SECURITIES AND EXCHANGE COMMISSION
Washington, D.C. 20549
Form 10-Q
Quarterly Report Under Section 13 or 15(d) of the
Securities Exchange Act of 1934
For Quarter Ended: September 30, 1996
Commission File Number: 000-17129
Clark Melvin Securities Corporation
(Exact name of registrant as specified in its charter)
Delaware 52-0749204
(State of other jurisdiction of (I.R.S. Employer
incorporation or organization) Identification No.)
170 Jennifer Road, Suite 270, Annapolis, Maryland 21401
(Address of principal executive offices) (Zip Code)
(410) 266-5250
(Registrant's telephone number, including area code)
Indicate by check mark whether the registrant (1) has filed all reports
required to be filed by Section 13 or 15(d) of the Securities Exchange Act of
1934 during the preceding 12 months (or for such shorter period that the
registrant was required to file such reports), and (2) has been subject to such
filing requirements for the past 90 days.
YES X NO
The number of shares of the registrant's common stock, $.01 par value per share,
outstanding as of September 30, 1996 was 18,523,096.
<PAGE>
CLARK MELVIN SECURITIES CORPORATION
NOTES TO FINANCIAL STATEMENTS
(Unaudited)
1. Basis of Presentation
The statement of financial position as of September 30, 1996, the statements of
operations for the nine month period ended September 30, 1996, and 1995 and the
statements of cash flows for the nine month period ended September 30, 1996 and
1995 have been prepared by the Company without audit. In the opinion of
management, all adjustments (which include only normal recurring adjustments)

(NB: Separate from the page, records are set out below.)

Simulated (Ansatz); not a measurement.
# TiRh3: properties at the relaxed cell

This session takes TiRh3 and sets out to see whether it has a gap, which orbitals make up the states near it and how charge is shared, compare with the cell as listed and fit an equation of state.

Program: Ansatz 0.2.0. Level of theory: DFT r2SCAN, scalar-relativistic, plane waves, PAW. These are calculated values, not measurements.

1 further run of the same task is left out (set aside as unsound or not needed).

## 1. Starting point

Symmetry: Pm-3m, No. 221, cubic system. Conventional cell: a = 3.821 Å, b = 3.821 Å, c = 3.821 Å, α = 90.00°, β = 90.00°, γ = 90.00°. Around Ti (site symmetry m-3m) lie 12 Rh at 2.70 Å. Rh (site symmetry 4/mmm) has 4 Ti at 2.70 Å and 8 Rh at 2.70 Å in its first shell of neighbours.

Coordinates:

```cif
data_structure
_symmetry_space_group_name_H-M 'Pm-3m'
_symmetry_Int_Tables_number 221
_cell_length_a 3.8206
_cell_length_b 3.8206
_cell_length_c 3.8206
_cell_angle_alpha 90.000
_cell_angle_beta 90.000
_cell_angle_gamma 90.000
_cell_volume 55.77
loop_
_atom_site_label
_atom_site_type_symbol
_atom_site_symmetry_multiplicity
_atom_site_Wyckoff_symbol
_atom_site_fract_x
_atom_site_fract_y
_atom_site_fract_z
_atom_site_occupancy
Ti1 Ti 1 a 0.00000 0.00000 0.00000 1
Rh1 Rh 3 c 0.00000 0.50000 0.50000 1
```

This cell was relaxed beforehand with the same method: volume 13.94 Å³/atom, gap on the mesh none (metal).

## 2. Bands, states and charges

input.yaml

necessary to fairly present the financial position at September 30, 1996 and for
all periods presented have been made.
Certain information and footnote disclosures normally included in financial
statements prepared in accordance with generally accepted accounting principles
have been condensed or omitted. These financial statements should be read in
conjunction with the financial statements and notes thereto included in the
Company's December 31, 1995 Annual Shareholder Report.
The results of operations for the period ended September 30, 1996 are not
necessarily indicative of the operating results for the full year.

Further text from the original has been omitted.